Sudan Ready to Release Detained Oil Tankers and Sign Oil Deal with South Sudan to End Oil Dispute

Posted: January 28, 2012 by PaanLuel Wël Media Ltd. in Economy

ADDIS ABABA, Ethiopia (AP) — Sudan will immediately release loaded oil tankers it had detained in its port, in an effort to end a dispute over oil payments with South Sudan, a Sudanese official said Saturday.

Landlocked South Sudan began halting oil production last week after accusing Sudan of stealing $815 million worth of the south’s oil. Sudan detained the oil tankers loading oil from the south in Port Sudan in response.

But Sudanese President Omar al-Bashir decided Saturday to “release the vessels detained in Port Sudan as soon as possible,” said Sayed al-Khatib, a spokesman for Sudan’s negotiation team.

Al-Khatib also said al-Bashir is ready to sign an agreement with South Sudan’s president Salva Kiir “by the end of today”.

Al-Khatib said all parties were ready to sign a deal alongside a meeting of East African leaders on Friday in Ethiopia’s capital Addis Ababa.

“This would have meant that we could leave the crisis behind us,” he said.

But a South Sudan official said Friday that talks between Kiir and al-Bashir to end an oil dispute had failed because of Sudan’s “continued stealing of oil”.

Pagan Amum, secretary general of South Sudan’s ruling party, said South Sudan would now “turn east” to export its oil to Kenya and Ethiopia.

South Sudan has already signed a memorandum of understanding with Kenya to build a pipeline from its oil fields to Kenya’s northern coast, where a new port is planned.

South Sudan, which broke away from its northern neighbor Sudan on July 9 last year, said it had also approached Ethiopia about developing a new pipeline that would go through Ethiopia to a port in the tiny nation of Djibouti.

Amum said the two would only end their dispute if Sudan “reimburses the full amount of stolen goods”.

Sudan claims it is entitled to the South Sudanese oil it has taken because it has not received any transit fee payment after the two countries split.

“If it is proven that we have taken one barrel more than the equivalent in kind that is something we have to be held responsible for,” al-Khatib said.

The oil negotiations between the two neighbors have been in a deadlock for two years. They have never agreed on the transit fees South Sudan should pay to Sudan for using its infrastructure of port and pipelines.

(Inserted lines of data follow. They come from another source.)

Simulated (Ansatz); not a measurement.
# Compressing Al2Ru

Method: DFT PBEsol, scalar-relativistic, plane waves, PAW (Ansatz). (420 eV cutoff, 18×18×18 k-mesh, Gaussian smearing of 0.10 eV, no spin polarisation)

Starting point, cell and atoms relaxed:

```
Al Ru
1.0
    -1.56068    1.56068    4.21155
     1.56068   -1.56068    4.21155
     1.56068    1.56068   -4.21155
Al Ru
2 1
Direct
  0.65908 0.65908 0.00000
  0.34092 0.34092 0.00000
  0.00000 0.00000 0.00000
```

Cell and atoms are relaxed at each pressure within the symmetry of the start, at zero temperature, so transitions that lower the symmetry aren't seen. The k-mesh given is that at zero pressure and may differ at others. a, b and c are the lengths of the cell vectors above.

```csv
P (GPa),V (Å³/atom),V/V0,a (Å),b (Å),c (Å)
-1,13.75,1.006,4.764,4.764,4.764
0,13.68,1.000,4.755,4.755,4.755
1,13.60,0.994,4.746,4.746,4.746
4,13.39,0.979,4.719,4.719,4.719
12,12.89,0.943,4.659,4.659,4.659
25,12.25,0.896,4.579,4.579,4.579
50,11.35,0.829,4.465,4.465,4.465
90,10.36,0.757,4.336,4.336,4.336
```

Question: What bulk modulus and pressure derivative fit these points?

A shutdown means both countries risk losing hundreds of millions of dollars. Sudan also risks losing future revenue if South Sudan builds new pipelines that do not cross its territory.

Sudan says to release ships seized from South Sudan
By Aaron Maasho
ADDIS ABABA | Sat Jan 28, 2012

ADDIS ABABA (Reuters) – Sudan will free ships carrying cargos of crude it seized from South Sudan to ease tensions between the former civil war foes and help the two states agree on a deal over oil revenue, Sayed El-Khatib, deputy head of negotiating team said on Saturday.

“President Bashir is ready to make this gesture. Sudan is going to release the vessels detained in Port Sudan,” he told a media conference in the Ethiopian capital.

South Sudan became independent in July under a 2005 peace agreement with Khartoum that ended decades of conflict but both sides have failed to agree how to untangle their oil industries.

The new landlocked nation needs to use a northern pipeline and the port of Port Sudan to export its crude but has failed to reach an agreement with Khartoum over a transit fee, prompting Sudan to start seizing oil as compensation.

South Sudan said on Monday it had started shutting down oil production and accused Sudan of seizing $815 million worth of crude.

South Sudan’s top negotiator said on Friday his country would complete the shutdown by Saturday, after Sudanese President Omar al-Bashir and South Sudan’s President Salva Kiir met on the sidelines of a meeting of East African officials in Ethiopia.

Sudan said it was freeing the ships to help end the deadlock.

“By doing this step, we expect the cover agreement to be signed, the shutdown to be halted, and the terms of the cover agreement to be respected,” said El-Khatib.

“Before the end of today, we could be able to sign the cover agreement. We, at least, are ready to sign.”

Officials said in November South Sudan was producing about 350,000 barrels of oil per day.

China is the biggest buyer of oil from the two countries, some 12.99 million barrels last year. That amounted to five percent of last year’s crude imports by China, which is also the top investor in South Sudan’s oilfields.